Beleaguered RIM’s Blackberry services crash across Europe, Middle East and Africa

“Millions of Blackberry owners across Europe, the Middle East and Africa have been left without services following a server crash,” BBC News reports.

“Owners of the smartphones were unable to browse the web, send email or instant messages,” The Beeb reports. “The problem appears to have originated in a datacentre in Slough which handles Blackberry services for the affected regions.”

The Beeb reports, “The first signs of trouble emerged about 11:00 BST but seemed to have escalated with tags about Blackberry and its BBM service trending on Twitter. The only functioning service on Blackberry seemed to be text messaging, prompting many users to voice their frustration online.”

Read more in the full article here.

[Thanks to MacDailyNews Reader “Indiemuppet” for the heads up.]

30 Comments

  1. So their data center is in Slough?!? Pronounced ‘slow’ and means ” A stagnant swamp, marsh, bog, or pond, especially as part of a bayou, inlet, or backwater.”

    Appropriate.

    1. ….the Slough of Despond [John Bunyan::Pilgrim’s Progress]
      “Surely, since you began to venture, you would not have been so base as to have given out for a few difficulties:”
      Seems apt.

  2. Cash flow is tight. But, you should have paid the electric bill for the datacentre in Slough.

    So, the weak link pops up again. Did you know that, for the iPhone, it doesn’t matter how you want to use or set up your e-mail service. You don’t bring down a continent or two of your users when things go bad.

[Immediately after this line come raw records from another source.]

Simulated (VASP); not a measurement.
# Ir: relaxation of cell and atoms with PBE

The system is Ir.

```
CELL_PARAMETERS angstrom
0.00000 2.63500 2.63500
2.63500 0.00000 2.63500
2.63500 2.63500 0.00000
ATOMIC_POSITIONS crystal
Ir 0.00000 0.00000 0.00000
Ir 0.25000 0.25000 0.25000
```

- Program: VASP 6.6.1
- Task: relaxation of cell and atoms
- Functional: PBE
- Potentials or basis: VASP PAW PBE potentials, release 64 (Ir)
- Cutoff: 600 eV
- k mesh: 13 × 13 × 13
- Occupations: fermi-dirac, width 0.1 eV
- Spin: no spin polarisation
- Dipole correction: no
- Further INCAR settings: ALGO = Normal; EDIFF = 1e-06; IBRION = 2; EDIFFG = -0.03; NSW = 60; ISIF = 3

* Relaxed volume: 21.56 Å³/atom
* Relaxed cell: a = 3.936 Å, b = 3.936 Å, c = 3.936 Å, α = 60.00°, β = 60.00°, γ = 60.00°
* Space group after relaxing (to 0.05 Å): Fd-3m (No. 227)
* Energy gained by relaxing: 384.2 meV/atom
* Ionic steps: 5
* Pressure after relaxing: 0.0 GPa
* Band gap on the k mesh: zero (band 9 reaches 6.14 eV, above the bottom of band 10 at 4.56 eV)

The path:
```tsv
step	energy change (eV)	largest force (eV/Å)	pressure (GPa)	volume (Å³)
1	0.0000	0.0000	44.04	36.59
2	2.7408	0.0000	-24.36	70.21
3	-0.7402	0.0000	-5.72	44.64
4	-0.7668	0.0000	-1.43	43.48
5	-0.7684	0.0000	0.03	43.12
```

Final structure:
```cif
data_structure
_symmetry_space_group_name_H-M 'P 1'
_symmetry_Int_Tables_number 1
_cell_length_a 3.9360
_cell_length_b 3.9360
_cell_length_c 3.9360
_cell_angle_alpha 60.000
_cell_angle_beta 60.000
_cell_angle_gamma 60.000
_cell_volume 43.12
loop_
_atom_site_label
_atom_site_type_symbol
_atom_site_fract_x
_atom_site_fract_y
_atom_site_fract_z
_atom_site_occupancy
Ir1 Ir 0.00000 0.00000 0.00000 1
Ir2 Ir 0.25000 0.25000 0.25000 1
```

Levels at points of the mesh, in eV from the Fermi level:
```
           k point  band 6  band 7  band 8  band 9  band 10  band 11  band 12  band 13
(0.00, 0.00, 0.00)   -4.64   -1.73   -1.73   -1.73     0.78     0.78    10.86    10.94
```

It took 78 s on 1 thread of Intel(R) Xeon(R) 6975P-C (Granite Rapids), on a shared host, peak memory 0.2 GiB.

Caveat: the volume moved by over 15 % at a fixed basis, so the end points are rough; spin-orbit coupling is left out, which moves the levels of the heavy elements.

    So, is RIMM an open or closed system? Or just DOA iPhone road kill. You think Apple is going to sell a few more iPhones over there?

  3. @DMac.

    It’s pronounced to rhyme with ‘cow’.

    John Betjemen immortalised it in a poem from which I quote:

    Come friendly bombs and rain on Slough
    It isn’t fit for humans now

    Think that gives you an idea of how cool a place it is.

  4. Behind almost every catastrophic IT failure is a Microsoft product. I’m therefore willing to bet that all it took was one Windows NT server bring down the entire show. RIM can rest assured that Ballmer will be releasing half a dozen new patches in addition to his offer of condolences.

  5. RIM’s cloud took a dump? predictable. All server farms have failure points, and yes, even backups fail too.

    All the more reason to doubt the integrity of anybody’s “cloud” rent-a-server salesmen. What are you going to say during the next iCloud outage? Apple’s server farm can’t offer 100% reliability. Never has in the past, and it won’t in the future.

    The more services migrate away from your machine onto remote data centers, the more likelihood that a server failure will cause widespread computing outages for millions, or at least a network outage will cause data inaccessibility to thousands. That was a main reason for the PC — allowing the end user to disconnect the server leash and manage his own computing, online or offline.

    1. This is an advantage of iCloud over Google, Amazon and many other cloud-services. Despite the (admittedly misleading) name, iCloud isn’t a streaming service, its a SYNCING service.

      If Google’s cloud goes down, say buh-bye to Gmail, Google tunes, everything that they have that lives in the cloud: you can’t reach it. But if Maiden, NC goes off the grid, your local tunes, documents, etc are all still local. Perhaps you’ll notice the impact only if you edit a document on your pad and your Mac’s copy doesn’t reflect the changes. A different problem, true, but your content is still reachable.

        1. Good question, I hadn’t thought of. If Maiden goes out, I imagine iMessage wouldn’t work. Its the processing center, not the carriers.

          I’m not sweating it. Apple didn’t build a data center the size of a regional shopping mall to underestimate demand of all this cloud stuff. And I’ve heard that they’re already hard at work on a backup replicant somewhere else.

        2. It’s not so much underestimating demand, as not having a failover service sufficiently isolated from the main one, i.e. a faulty update to one won’t take out other nodes. I seem to remember this is what exactly what happened when MS bought out Danger/Sidekick, six months later a faulty update cascaded across all nodes and wiped all connected users’ data from their devices, without backups (because the only backup option *was* the online service).

          IIRC iMessage will fall back to text if it can’t reach the Apple service, but that requires both sender and receiver iOS device have a phone number attached to it, i.e. iPod touches and Macs can’t fall back to texting.